Another big issue as of late has been credit-card fees: Banks that issue Mastercard and Visa charge fees when those cards are swiped, and the National Restaurant Association has said those costs are one of the highest expenses for restaurants, Eater noted. On top of that, payment platforms such as Square also charge fees for transactions, with the company taking 2.6 percent plus 10 cents for every person who pays with a card and 2.9 percent plus 30 cents for every online order. To absorb those prices, some restaurants add fees to checks when a customer pays with a credit card. And if costs are going up, so might those fees.

While these two trends are influencing restaurants across the country, New York has one unique factor that will come into play this year: congestion pricing. To cut down on cars and traffic in Manhattan and to raise money for mass-transit improvements, the city is getting ready to charge cars coming into the borough. That means you could be paying more for a ride into the city to eat at a restaurant, and service workers may have to pay just to get to their job.
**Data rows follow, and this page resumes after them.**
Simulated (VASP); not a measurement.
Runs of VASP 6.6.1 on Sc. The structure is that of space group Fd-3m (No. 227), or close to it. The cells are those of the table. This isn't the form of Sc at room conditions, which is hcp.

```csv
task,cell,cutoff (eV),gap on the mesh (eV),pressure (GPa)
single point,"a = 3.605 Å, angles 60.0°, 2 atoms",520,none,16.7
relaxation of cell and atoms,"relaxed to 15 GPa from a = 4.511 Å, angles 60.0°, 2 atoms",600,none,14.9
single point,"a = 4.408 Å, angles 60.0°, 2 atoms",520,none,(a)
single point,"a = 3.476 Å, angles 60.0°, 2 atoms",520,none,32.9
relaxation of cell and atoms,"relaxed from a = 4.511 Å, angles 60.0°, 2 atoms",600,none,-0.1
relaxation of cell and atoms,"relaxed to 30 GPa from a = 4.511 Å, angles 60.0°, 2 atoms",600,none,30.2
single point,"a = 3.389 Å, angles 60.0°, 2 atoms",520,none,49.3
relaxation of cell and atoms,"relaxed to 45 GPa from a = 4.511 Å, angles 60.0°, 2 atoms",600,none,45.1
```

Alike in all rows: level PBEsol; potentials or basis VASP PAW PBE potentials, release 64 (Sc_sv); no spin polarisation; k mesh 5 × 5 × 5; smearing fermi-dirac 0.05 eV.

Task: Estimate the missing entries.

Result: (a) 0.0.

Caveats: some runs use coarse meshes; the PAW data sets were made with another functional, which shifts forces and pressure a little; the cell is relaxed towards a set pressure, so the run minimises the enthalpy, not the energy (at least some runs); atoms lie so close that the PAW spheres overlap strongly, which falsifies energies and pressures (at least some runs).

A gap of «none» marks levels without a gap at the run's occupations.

“Although we like the idea of less cars, pollution, and traffic in Midtown where we operate our restaurants for the past 15 years, we also think the timing of this is not ideal,” Brian Owens, a partner in Crave Fishbar, told Eater. “At a time where we are still trying to get people back into the city, this mandate will do the opposite for us.”

It’s been a tough few years for restaurants, and 2024 doesn’t sound like it’s going to be any easier.